Man, nothing we can do about it but I think IT hiring is so fucked right now. I have worked with so many people and on so much code that has no place in a development shop.

I always blow hacker rank stuff but honestly that shit isn't even that important to the job. You need maybe one person on a team who is good with algorithms and can reverse binary trees and bullshit.

And every time I get a job I'm coding circles around the rest of my team. To the point where the most painfully part is being unable to write it all myself or just sit everyone down and teach them. But I was out of work for 5 months last year and I'm getting near 30 years of experience.

To be fair, could be selection bias and big fish in a small pond. If I can't land jobs with great companies I'm not comparing myself to the best of the best.

Anyway, the system isn't designed to help folks like us succeed. I'd like to see some kind of IT workers union that functions as peer mentoring, and certification that once someone learns an environment they are effective. Based on what I've seen, there is a lot of room for something like that because education and certifications aren't getting it done.

OTOH dealing with seniority over aptitude and skill is a big detriment of unions in my observation. I don't know, I wouldn't mind seeing someone give it a try.

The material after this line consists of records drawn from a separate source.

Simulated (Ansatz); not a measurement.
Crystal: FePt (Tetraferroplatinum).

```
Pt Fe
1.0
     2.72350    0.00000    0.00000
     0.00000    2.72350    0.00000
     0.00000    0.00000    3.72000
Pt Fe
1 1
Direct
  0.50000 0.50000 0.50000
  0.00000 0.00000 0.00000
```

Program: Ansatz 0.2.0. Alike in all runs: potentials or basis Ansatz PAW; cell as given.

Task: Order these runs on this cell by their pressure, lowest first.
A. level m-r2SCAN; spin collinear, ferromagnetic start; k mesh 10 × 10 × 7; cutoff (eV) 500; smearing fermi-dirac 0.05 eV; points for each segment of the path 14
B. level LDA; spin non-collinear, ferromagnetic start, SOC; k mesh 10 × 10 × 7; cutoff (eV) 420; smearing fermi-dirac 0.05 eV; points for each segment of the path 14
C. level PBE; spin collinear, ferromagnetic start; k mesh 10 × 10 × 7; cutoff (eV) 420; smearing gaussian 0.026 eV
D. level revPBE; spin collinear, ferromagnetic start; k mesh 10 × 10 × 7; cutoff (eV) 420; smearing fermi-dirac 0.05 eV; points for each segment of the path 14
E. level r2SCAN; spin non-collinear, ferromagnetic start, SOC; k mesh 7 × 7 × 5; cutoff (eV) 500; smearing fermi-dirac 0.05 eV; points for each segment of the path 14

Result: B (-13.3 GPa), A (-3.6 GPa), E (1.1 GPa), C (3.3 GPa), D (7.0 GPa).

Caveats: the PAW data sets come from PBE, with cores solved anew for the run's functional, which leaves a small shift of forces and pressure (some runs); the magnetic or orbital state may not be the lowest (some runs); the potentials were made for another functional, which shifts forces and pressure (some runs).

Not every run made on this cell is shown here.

As for advice, networking. As far as I can tell, every job mostly comes down to looking a manager in the eyes, shaking his hand, and convincing him you're someone who can make things happen. And sending out CVs is the most circuitous and fraught route to getting that ten minutes.

Recruiters get me almost all of my jobs. But I also have a decent network of folks I've impressed along the way, it's just that few of them are in hiring positions. They have recommended me to their managers for positions before.